The Committee shall have complete discretion in determining the
number of Shares underlying each Award (subject to
Section 4) and, consistent with the provisions of the
Plan, in determining the terms and conditions, including the
Period of Restriction or vesting, pertaining to such Restricted
Stock or RSU. The Committee may designate an RSU as payable in
cash, Stock, or a combination thereof.
(b) Award Agreement. Each Award shall be
evidenced by an Award Agreement that shall specify the Period of
Restriction or vesting, the number of Shares granted, and such
other provisions as the Committee shall determine pursuant to
Section 8.3 or otherwise, and which shall not be
inconsistent with the terms and provisions of the Plan.
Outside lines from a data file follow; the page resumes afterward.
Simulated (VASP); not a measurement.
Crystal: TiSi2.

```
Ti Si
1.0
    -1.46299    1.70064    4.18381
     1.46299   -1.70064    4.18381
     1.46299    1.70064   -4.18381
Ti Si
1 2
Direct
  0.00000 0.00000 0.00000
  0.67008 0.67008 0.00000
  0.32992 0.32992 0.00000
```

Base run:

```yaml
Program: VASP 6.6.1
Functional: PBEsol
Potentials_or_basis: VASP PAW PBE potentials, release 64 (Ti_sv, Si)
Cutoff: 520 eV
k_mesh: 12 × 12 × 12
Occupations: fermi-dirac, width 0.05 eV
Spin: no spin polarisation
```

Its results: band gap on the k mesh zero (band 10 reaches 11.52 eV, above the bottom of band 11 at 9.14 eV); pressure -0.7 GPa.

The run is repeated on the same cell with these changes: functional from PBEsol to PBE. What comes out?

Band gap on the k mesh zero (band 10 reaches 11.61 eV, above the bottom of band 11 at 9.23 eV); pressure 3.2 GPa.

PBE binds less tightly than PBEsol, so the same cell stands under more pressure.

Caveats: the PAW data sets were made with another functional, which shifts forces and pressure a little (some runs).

8.2 TRANSFERABILITY OF RESTRICTED
STOCK. Except as provided in this Section 8,
the Shares of Restricted Stock granted herein may not be sold,
transferred, pledged, assigned, or otherwise alienated or
hypothecated, voluntarily or involuntarily, until the end of the
applicable Period of Restriction established by the Committee
(subject to Section 11) and specified in the Award
Agreement, or upon earlier satisfaction of any other conditions,
as specified by the Committee in its sole discretion (subject to
Section 11) and set forth in the Award Agreement.
8.3 SETTLEMENT OF AWARD. Except as
otherwise provided in Section 18.7 or in any Award
Agreement, and subject to any deferral elected pursuant to
Section 13.2, the Corporation shall retain the certificates
representing Shares of Restricted Stock in the
Corporations possession, or may deposit or transfer such
Shares electronically to a custodian designated by the
Committee, until such time as all conditions
and/or
restrictions applicable to such Shares have been satisfied as
soon as administratively practicable after the last day of the
applicable Period of Restriction on a Restricted Stock Award or
following vesting of an RSU Award, Shares covered by such
Restricted Stock Award or, in the case of RSUs, cash, Shares, or
a combination thereof, shall be delivered (in the case of
Shares, electronically or in paper form) to the Participant.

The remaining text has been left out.